What is an idiom for analysing, describing, or understanding something from an unusual point of view? A sentence using it might be:

If you _______, it is quite similar to a burrito.

With the similarity with burritos being rather surprising from the most usual perspective. I'm quite sure there was an idiom with the form "look at it ____", but I'm drawing a blank on what it was.

Clarification: The answers so far might work, but some of them are more neutral than what I'm thinking of. I want to suggest oddity.

  • 3
    If you can grokamole, it's quite similar to a burrito. – deadrat Jul 12 '15 at 23:06
  • If you let your imagination take flan, it's quite similar to a burrito. – deadrat Jul 12 '15 at 23:07
  • Is it chili in here, or is it quite similar to a burrito? – deadrat Jul 12 '15 at 23:08
  • If you consider arroz by any other name, it's quite similar to a burrito. – deadrat Jul 12 '15 at 23:13

If you look at it cockeyed....

  • Matches what I intended in both tone and meaning. Also, searching for it led me to "if you squint", which is the common expression I was trying to recall. – duplode Jul 13 '15 at 3:26

Look at it from a different angle?

Or what about if you think outside the box?

  • Perhaps, but I wonder if there is something that also suggests oddity. – duplode Jul 12 '15 at 22:53
  • @duplode - see my edit. – Charon Jul 12 '15 at 22:55
  • "Thinking outside the box" puts the focus on the person doing the thinking. Also, it is a little too positive - it might imply the alternative perspective is ultimately the better one. – duplode Jul 12 '15 at 22:57
  • Also, look at it from the outside. – Mazura Jul 13 '15 at 2:12
  • If you think outside the tortilla, it's quite similar to a tostada. – Patrick M Jul 13 '15 at 2:56

If you think laterally, it is quite similar to a burrito.

  • It kind of fits. Like "think outside the box", though, it seems to be more about the thinker than about the thought. – duplode Jul 12 '15 at 23:07
  • Marty, it's perfect! You're just not thinking 4th dimensionally! – Mazura Jul 13 '15 at 2:32
  • 1
    @duplode The term, and the concept was coined by management scientist Edward de Bono – WS2 Jul 13 '15 at 7:54

If you approach it tangentially, ...

  • Closest so far. A nitpick is that ideally I would have something less formal. – duplode Jul 12 '15 at 23:10

Thinking off-the-wall might suggest the oddity you want.

If you think off-the-wall, it is quite similar to a burrito.

off-the-wall: strange, often in a funny or interesting way [MacMillan]

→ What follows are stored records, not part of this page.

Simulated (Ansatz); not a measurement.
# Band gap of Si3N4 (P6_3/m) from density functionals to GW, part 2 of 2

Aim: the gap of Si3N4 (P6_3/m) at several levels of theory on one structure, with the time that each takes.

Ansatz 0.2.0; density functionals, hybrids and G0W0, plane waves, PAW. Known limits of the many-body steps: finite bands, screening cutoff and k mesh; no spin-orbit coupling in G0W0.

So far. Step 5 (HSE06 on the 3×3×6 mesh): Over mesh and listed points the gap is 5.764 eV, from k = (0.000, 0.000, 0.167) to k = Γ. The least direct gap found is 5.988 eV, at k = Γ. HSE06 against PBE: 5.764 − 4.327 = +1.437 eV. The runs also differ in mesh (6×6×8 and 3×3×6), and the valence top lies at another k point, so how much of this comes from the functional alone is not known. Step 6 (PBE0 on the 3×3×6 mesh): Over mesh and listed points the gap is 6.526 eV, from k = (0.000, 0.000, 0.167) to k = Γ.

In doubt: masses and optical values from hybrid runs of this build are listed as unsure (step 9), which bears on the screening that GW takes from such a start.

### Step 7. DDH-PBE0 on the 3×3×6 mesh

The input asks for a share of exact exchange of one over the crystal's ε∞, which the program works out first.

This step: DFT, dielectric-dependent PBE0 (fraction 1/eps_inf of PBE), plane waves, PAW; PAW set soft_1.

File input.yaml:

If you want something less formal than tangential, how about "If you approach it slaunchwise....." I can't find a good reference for it, but it has been in use at MIT for decades, meaning tilted in a strange way.

  • If you ignore the issue of how uncommon this word seems to be, it fits perfectly! Slaunchways (link to thesaurus.com) seems to be slightly more common as far as Google can tell. – duplode Jul 13 '15 at 1:43

If you extrapolate, it's quite similar to a burrito.

If you look at it from the right perspective, it resembles a burrito.

  • "From the right perspective" could work, depending on tone the "right" is given. – duplode Jul 13 '15 at 1:36
  • Well, "proper perspective" would avoid confusion with the political right, if that's what you mean. ;) – David Blomstrom Jul 13 '15 at 2:06
  • That's not a worry. I just meant not making "right" sound as "literally correct", but rather "fit for the point I am trying to make". :) – duplode Jul 13 '15 at 2:15

For the sake of completeness: If you squint hard enough is the expression I couldn't recall at first.

  • 1
    I do not think this is complete actually "If you squint at it hard enough, it kinda looks like a [common noun]." It implies that the vague similarity requires some strenuous examination to ascertain. You could use "look" or "kind of" for style instead of squint or kinda or preface it with "I think" to make it strictly a matter of opinion but other variations seem unusual to me... – Tonepoet Jul 13 '15 at 17:12
  • @Tonepoet That does seem to be the case. I'm editing the answer, thanks. – duplode Jul 13 '15 at 20:00

In the specific context of debate, playing the devil's advocate is the act of arguing from a perspective you don't personally align with, and is especially challenging when you personally disagree with that perspective (hence mention of "the devil"). It's actually often necessary in order to provide a substantial proponent for an unpopular point of view - otherwise, a debate against that point of view turns into a group ranting session.

It provides many benefits, including broadening your own understanding of the subject being debated by forcing you to look at it from a completely different perspective. More than once, this has led me to identify my own falsely-founded preconceptions and completely change my thoughts on several subjects.